The Koreas used the same time zone for decades before the North in 2015 created its own "Pyongyang Time" by setting its clocks 30 minutes behind South Korea and Japan. It said at the time that it did so to root out the legacy of Tokyo's 1910-1945 colonial rule of the Korean Peninsula, when clocks in Korea were changed to be the same as in Japan.

"Pyongyang Time" was created as tensions between the authoritarian country and the US grew over Pyongyang's nuclear weapons program and international sanctions aimed at dismantling it. 

"First practical step"

But in recent months relations between the Koreas have warmed dramatically, with Kim and South Korean President Moon Jae-in pledging at their summit last week to rid the peninsula of nuclear weapons.

The summit produced many steps toward reconciliation, including an agreement to resume reunions of families by war, though it lacked a breakthrough in the nuclear standoff. Those details await Kim and US President Donald Trump, who are expected to meet in the coming weeks.

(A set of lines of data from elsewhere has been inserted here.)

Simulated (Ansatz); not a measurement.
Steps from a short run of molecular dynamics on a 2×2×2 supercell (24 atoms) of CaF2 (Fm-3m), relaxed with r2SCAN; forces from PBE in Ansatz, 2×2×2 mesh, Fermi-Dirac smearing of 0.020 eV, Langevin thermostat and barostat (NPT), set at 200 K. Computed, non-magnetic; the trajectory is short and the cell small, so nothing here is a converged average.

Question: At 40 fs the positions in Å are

KCNA earlier said Kim proposed returning North Korea to the South's time zone because it was "a painful wrench to see two clocks indicating Pyongyang and Seoul times hanging on a wall of the summit venue."

The news agency said resynchronizing North and South Korean time was "the first practical step" since the summit "to speed up the process for the north and the south to become one and turn their different and separated things into the same and single ones."

According to South Korea, Kim has said he'd be willing to give up his nukes if the United States commits to a formal end to the Korean War and pledges not to attack the North. 

But Kim's exact demands for relinquishing weapons that his nation spent decades building remains unclear.